[SOLVED] Extracting values from a login accessible web page post-javascript using Ruby

Extracting values from a login accessible web page post-javascript using Ruby

I have a stock trading website that is only accessible after logging into the site. After logging in, there is a stock value that I am trying to extract. That number is not readily available and takes a while to load as it is being updated from the company's database.

I am trying to write a script in Ruby that will allow me to extract the number and then use it in my program.

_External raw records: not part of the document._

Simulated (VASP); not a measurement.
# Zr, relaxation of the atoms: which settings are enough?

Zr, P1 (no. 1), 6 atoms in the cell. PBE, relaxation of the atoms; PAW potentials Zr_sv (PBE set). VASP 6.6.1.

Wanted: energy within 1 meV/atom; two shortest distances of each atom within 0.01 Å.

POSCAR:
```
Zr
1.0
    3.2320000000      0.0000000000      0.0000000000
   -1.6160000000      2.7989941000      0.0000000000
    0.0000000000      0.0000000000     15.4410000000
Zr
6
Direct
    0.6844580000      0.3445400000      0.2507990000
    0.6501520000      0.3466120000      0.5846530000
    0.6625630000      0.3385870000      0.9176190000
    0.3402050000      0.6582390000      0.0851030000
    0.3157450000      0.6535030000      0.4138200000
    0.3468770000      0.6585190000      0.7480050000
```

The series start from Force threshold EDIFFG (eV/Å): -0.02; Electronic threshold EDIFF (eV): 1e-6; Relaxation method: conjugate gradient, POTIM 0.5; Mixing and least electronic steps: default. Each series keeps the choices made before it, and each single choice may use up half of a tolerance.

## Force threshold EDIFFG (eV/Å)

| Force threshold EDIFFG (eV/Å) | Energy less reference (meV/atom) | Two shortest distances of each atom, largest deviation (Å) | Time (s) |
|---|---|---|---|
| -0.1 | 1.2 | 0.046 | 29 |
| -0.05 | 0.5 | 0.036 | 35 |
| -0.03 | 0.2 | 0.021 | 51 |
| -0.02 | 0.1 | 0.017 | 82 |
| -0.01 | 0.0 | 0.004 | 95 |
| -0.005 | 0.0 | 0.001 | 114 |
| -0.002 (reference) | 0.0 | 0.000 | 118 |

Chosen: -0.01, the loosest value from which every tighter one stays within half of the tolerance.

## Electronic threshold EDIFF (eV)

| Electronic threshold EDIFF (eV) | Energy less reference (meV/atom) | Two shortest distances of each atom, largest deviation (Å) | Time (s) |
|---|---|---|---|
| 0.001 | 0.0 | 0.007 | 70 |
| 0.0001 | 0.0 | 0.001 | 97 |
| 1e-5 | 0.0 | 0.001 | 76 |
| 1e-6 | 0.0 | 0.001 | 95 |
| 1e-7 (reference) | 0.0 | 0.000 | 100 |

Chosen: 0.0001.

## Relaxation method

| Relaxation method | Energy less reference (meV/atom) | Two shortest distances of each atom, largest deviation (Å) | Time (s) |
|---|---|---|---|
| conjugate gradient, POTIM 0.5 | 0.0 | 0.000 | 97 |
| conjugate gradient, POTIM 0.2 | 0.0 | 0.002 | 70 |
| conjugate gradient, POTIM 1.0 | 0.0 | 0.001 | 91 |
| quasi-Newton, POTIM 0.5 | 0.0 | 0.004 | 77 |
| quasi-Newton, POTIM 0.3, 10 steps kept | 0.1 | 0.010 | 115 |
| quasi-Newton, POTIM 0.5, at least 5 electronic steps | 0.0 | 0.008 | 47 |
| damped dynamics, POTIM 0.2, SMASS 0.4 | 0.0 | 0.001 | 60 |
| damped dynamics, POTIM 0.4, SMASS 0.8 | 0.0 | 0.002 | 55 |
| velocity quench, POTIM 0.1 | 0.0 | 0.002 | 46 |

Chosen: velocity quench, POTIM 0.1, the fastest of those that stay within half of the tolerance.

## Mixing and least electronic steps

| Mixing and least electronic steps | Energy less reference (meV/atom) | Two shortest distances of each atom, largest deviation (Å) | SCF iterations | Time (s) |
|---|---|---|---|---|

In firebug, the tag looks like this but only after the number has loaded:

<span id="ContentPlaceHolderTodaysStock">10,747</span>

I have explored libraries such as hpricot and nokogiri and have tried code similar to the following:

require "nokogiri"
require "open-uri"
doc = Nokogiri::HTML(open("website.com/stocks"))
puts doc.xpath("//span/text()")

The problems I run into are 1)it only reads the html from the login page "website.com" instead of "website.com/stocks" 2)once I do get past the login, how do I use the html code after the javascript has loaded?

I have also tried Watir so that can get me past problem #1 but then doing something like the following doesn't help with problem#2 because it provides the original html source...

require 'net/http'
source = Net::HTTP.get("website.com/stocks", '/')

Any help in solving this problem would be greatly appreciated. Thank you!

Solution

Since you are able to login using Watir, you may as well use it to get the text off of the page. Watir has built-in methods for waiting for asynchronous components to load - see http://watirwebdriver.com/waiting/.

To get the text, you will want something like:

puts browser.span(:id => 'element_id').when_present.text